It would be an unwarranted infringement of property rights to require them to yield to the exercise of First Amendment rights under circumstances where adequate alternative avenues of communication exist. Such an accommodation would diminish property rights without significantly enhancing the asserted right of free speech. [Id. at 567, 92 S.Ct. at 2228]

Unlike in Logan Valley, therefore, enforcement of property rights imposed no significant burdens on First Amendment rights.

The conflict between Lloyd Corp. and Logan Valley was resolved by the Court in Hudgens v. N. L. R. B., supra, the third of the “shopping center cases.” In contending that “the rationale of Logan Valley did not survive the Court’s decision in the Lloyd case,” Hudgens, supra, 424 U.S. at 518, 96 S.Ct. at 1035, the Court observed generally that the Constitution did not provide protection or redress “against a private corporation or person who seeks to abridge the free expression of others * Id. at 513, 96 S.Ct. at 1033. Marsh v. Alabama, supra, was an exception to this principle. Id. The Hudgens Court found the exception was grounded in the absence of any meaningful distinction between the functions of a company town and a conventional municipality. Id. at 514, 96 S.Ct. at 1033. The Court did not discuss the significance of the State’s use of the trespass laws to enforce the company town’s restrictions on speech. However, what is equally important for present purposes is that the Court in Hudgens did not reject the function of *573criminal trespass laws in supplying “state action.” Instead, the Court found Lloyd Corp. and Logan Valley irreconcilable and therefore held “that under the present state of the law the constitutional guarantee of free expression has no part to play in a case such as this.” Id. at 521, 96 S.Ct. at 1037; see PruneYard Shopping Center, supra, 447 U.S. at 80-81, 100 S.Ct. at 2040, 64 L.Ed.2d at 752.

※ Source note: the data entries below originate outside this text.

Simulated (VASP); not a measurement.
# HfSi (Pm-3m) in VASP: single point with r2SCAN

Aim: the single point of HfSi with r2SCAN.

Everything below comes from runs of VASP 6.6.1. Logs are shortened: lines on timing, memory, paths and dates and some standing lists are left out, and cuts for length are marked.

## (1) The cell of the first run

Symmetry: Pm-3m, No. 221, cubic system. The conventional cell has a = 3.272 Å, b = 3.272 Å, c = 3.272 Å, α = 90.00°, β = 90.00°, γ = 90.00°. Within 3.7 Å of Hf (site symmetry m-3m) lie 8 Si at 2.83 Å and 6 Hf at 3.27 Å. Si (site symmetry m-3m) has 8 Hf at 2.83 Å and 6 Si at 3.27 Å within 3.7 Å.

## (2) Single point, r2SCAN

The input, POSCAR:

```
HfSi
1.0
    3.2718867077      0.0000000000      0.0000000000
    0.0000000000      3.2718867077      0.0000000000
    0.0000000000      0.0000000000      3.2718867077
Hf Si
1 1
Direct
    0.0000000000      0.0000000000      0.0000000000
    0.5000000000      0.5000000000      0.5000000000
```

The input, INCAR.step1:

It thus appears that in the development of First Amendment doctrine from Marsh through Hudgens, the Supreme Court was principally concerned with the reach of substantive constitutional protection for expressive activity, and not with the limits of the “state action” doctrine. Consistent with the approach of these decisions, I would be inclined to rule that the definition of common-law property rights, and their enforcement against defendant through criminal trespass laws, constitute state action. See New York Times Co. v. Sullivan, 376 U.S. 254, 265, 84 S.Ct. 710, 718, 11 L.Ed.2d 686 (1964); Shelley v. Kraemer, 334 U.S. 1, 68 S.Ct. 836, 92 L.Ed. 1161 (1948); King v. South Jersey Nat’l Bank, 66 N.J. 161, 180-203, 330 A.2d 1 (1974) (Pashman, J., dissenting).

Of course, the presence of state action does not itself spell out a violation of First Amendment rights; it is merely the premise for substantive constitutional inquiry. Because Logan Valley, Lloyd Corp. and Hudgens focus on the federal Constitution’s safeguard of free speech against judicial enforcement of private property rights, the First Amendment issue before us is not whether Princeton University is a “company town,” see Marsh v. Alabama, supra. Looking instead to Lloyd Corp. as the guiding precedent, we would consider whether the value of the university’s property rights outweighs the harm to defendant’s expressive rights. The crucial factor in this inquiry is whether there has been “such dedication of” Princeton University “to public use as to entitle [the] exercise therein [of] First Amendment rights,” Lloyd Corp., supra, 407 U.S. at 570, 92 S.Ct. at 2229. The non-profit, educational, and indeed public purposes of the university would then assume special relevance.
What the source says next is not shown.